Is the server timeout limit depends on what plan you have?

Is the server timeout limit depends on what plan you have?

1 Like

Yes, sort of!

On all plans, the timeout for a Server Function call (ie anvil.server.call()) is 30 seconds.

However, if you want to perform a longer-running task, you can use Background Tasks. For those, Free plans are currently limited to 30 seconds, but paid plans can run for hours if necessary.

3 Likes

Hi, I’m using personal plan. How can I increase the timeout to 1 minute? Thanks!

If you are talking about timeouts for server functions, you can’t increase it beyond 30 seconds on any plan. But since you have a Personal Plan, you can run Background Tasks for as long as you want.

How would that help?

You can move server functions that are longer than 30 seconds to Background Tasks. Refer to the docs for more about it.

1 Like

Does that allow my process to complete?

Edit: I saw that the background tasks run when the form opens, how can I make it run when I click on a button?

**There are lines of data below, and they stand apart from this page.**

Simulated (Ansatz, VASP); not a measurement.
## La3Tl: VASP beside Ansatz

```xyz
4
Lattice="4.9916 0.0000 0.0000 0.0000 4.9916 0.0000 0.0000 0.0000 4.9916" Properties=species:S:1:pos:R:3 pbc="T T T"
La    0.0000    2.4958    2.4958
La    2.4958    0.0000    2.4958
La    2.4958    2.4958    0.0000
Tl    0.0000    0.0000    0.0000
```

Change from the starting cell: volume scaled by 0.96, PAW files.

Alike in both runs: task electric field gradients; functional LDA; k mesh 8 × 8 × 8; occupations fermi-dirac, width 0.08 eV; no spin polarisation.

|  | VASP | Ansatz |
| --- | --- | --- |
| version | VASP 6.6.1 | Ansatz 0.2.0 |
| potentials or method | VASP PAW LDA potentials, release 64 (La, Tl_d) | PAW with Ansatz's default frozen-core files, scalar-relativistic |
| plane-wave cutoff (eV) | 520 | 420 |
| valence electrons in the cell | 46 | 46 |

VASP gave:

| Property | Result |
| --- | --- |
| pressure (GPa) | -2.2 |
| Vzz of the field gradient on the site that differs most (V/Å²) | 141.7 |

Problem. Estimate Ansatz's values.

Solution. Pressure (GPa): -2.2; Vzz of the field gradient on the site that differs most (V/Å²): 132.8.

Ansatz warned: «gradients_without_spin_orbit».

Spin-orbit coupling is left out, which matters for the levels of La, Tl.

I think you are confusing Background Tasks with something else. Background Tasks run on the server side when you use the anvil.server.launch_background_task function. Events like form show or button click have no relation with it (unless you are calling a server function on that event that launches a background task.

yes, that’s what I’m trying to do: calling a server function on click event which launches the background task.

I did try launching background task before calling the server function on click event but I get this error

image

//client side

rcot,refno=anvil.server.call('launch_slow_request_task',dd,storage.local_storage.get('br_code'),listmst)   
print('rcowt',rcot,type(rcot)) 
//server side

@anvil.server.callable
def launch_slow_request_task(detvalue,brcode,listmst):
  task = anvil.server.launch_background_task('insert_into_det_1', detvalue, brcode, listmst)
  return task

@anvil.server.background_task
def insert_into_det_1(detvalue,brcode,listmst): 
  print('---------------------------------------------------------------')
  # print(listmst)
  print('---------------------------------------------------------------')
....................... the rest of the function

Look up Background Tasks in the documentation to see how they are supposed to be used.

Think about it: if the task’s result was available right away, it wouldn’t be a background task, would it? The result of creating a task is, therefore, (an object representing) the ongoing task itself.

With this “handle”, you can ask the task how it is progressing, without interrupting the task, or interrupting your browser’s operation. You can ask whether it is done, whether it ended normally, or via an exception.

Not a lot of fancy features, just the essentials, to keep things simple. Very much worth a read.

1 Like

And please don’t ask the same question twice.